Pricing your suite of products effectively is very important in a multifaceted, seasonal business like a Tour or Attraction. Balancing volume and profitability without overwhelming staff or losing demand is an art business operators take years to perfect.
Here a few of the most well-known Tour and Attraction pricing terms and strategies in the Tours and Attractions space that can serve as a guide for an operator looking to fine tune their pricing approach.
This is the baseline price that your company will charge before any discounts are applied. Determining this price will consider all fixed and variable costs of running your operation ensuring enough profitability to reach your goals. Consider this your starting point price to keep your business afloat.
Once your baseline price, or rack rate, is set – you can markup your prices to increase profitability. Your markup price does not take into account consumer demand or competitor pricing, it is simply an additional percentage added to your price to help reach your business goals.
The opposite of marking up your prices would be applying a discount to rack rate. Rather than increasing profitability, you are aiming to increase the volume of customers who purchase.

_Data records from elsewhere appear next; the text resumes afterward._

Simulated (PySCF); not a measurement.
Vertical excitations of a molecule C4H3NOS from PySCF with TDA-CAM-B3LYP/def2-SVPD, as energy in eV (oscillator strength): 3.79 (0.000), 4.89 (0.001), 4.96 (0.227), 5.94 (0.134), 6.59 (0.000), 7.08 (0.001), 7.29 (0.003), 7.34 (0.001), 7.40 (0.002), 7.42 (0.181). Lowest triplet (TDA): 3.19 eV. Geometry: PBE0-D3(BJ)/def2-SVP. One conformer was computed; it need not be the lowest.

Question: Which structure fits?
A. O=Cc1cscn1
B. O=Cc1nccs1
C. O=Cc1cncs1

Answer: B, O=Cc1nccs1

Discounts come in many forms, including some familiar strategies from the world of retail:
- Buy One, Get One Free
- Flash Sale
- Free Item with Purchase
Tours and Attractions often use discounting in the form of a season pass or membership, or towards upsell purchases like food and beverage or gift shop items.
Remaining competitive in a Tourism business requires becoming a bit creative to stand out among many different competing offers for customers’ recreational time and dollars. One way to create a more compelling offer is to bundle your tickets with other local businesses.
A tour can often see a bump in sales when bundling with a package of complementary purchases. The trend towards purchasing flight, accommodations, transportation and activities all at once price has become more prevalent over the past several years. With a bit of creativity and business development effort, operators can create a win-win partnership.
Many Tours and Attractions have a clearly defined busy season and slow season. Using the principles of revenue management, a tour should have different goals for each season and price tickets accordingly.
- During busy times, prices should increase with the goal of more profit per ticket.
- During slower times, prices should decrease with the goal of additional customer volume.
Make sure to note not only busy seasons, but individual busy days of the year for your business. Common surges in demand would come from state holidays or local events driving additional local traffic.
Finally, last minute bookings are an opportunity for a full price discovery process. Operators can experiment by taking note of how many people book day-before or day-of activity and begin to raise the price until a noticeable drop off in demand. Customers with disposable income may be willing to pay significantly extra for the last minute flexibility, and this can do wonders for your bottom line.